Universal protoplanetary disk size under complete non-ideal magnetohydrodynamics: The interplay between ion-neutral friction, Hall effect, and the Ohmic dissipation

TL;DR

This paper presents a simple model predicting protoplanetary disk sizes considering non-ideal MHD effects, explaining observed phenomena and disk behaviors under various magnetic alignments.

Contribution

The model integrates ambipolar diffusion, Hall effect, and Ohmic dissipation to predict disk sizes, explaining bimodal behaviors seen in simulations under different magnetic alignments.

Findings

Predicted disk size around 20 AU for various initial conditions.

Explained bimodal disk behavior in parallel and anti-parallel magnetic configurations.
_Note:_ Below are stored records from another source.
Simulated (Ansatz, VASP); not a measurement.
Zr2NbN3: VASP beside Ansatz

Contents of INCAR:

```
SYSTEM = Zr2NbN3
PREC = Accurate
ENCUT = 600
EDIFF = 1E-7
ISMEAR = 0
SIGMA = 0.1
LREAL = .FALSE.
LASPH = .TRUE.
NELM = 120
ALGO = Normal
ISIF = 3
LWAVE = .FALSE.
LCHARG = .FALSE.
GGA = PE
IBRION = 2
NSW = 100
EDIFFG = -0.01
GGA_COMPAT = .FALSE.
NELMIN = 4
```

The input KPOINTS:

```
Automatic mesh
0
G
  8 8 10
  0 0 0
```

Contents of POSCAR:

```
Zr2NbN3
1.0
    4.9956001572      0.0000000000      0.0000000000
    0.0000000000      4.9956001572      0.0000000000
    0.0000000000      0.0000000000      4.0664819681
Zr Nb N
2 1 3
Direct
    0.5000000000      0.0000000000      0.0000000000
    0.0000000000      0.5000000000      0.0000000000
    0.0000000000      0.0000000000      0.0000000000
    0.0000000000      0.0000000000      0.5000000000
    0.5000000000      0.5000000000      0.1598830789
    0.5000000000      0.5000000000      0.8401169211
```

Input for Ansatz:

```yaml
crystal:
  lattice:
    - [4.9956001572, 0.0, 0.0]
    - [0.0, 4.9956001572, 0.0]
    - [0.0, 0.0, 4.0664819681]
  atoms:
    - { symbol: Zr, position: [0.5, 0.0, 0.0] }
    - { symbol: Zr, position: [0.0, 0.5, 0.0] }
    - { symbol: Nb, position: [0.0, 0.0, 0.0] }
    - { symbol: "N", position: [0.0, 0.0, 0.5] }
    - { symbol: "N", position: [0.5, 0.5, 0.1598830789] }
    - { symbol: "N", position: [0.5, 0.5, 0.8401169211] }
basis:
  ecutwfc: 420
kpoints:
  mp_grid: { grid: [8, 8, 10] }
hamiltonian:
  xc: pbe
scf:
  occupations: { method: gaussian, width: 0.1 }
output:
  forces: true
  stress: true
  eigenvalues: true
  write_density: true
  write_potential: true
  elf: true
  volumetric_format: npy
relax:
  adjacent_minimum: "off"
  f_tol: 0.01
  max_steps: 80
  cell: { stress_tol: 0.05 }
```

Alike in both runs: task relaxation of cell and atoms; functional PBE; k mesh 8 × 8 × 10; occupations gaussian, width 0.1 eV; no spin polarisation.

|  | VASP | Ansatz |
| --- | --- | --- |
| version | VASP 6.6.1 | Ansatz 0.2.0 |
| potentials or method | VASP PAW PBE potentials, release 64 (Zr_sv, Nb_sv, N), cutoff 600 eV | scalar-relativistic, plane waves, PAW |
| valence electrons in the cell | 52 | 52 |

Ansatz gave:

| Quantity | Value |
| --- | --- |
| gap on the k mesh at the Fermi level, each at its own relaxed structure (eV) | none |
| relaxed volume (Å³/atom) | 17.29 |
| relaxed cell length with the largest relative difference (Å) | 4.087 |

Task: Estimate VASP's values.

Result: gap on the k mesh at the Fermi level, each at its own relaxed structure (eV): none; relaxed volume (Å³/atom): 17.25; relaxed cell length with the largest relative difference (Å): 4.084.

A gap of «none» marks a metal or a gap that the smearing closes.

Showed the dominance of toroidal magnetic fields over vertical fields during disk evolution.

Abstract

The role of non-ideal magnetohydrodynamics has been proven critical during the formation of the protoplanetary disk, particularly in regulating its size. We provide a simple model to predict the disk size under the interplay among the ambipolar diffusion, the Hall effect, and the Ohmic dissipation. The model predicts a small disk size of around 20 AU, that depends only sub-linearly on disk parameters, for a wide range of initial conditions of sub-Solar mass and moderate magnetization. It is able to explain phenomena manifested in existing numerical simulations, including the bimodal disk behavior under parallel and anti-parallel alignment between the rotation and magnetic field. In the parallel configuration, the disk size decreases and eventually disappears. In the anti-parallel configuration, and the disk has an outer partition (or pseudo-disk) that is flat, shrinking , and short-lived, as well as a inner partition that grows slowly with mass and is long-lived. Even with significant initial magnetization, the vertical field in the disk can only dominate at the early stage when the mass is low, and the toroidal field eventually dominates in all disks.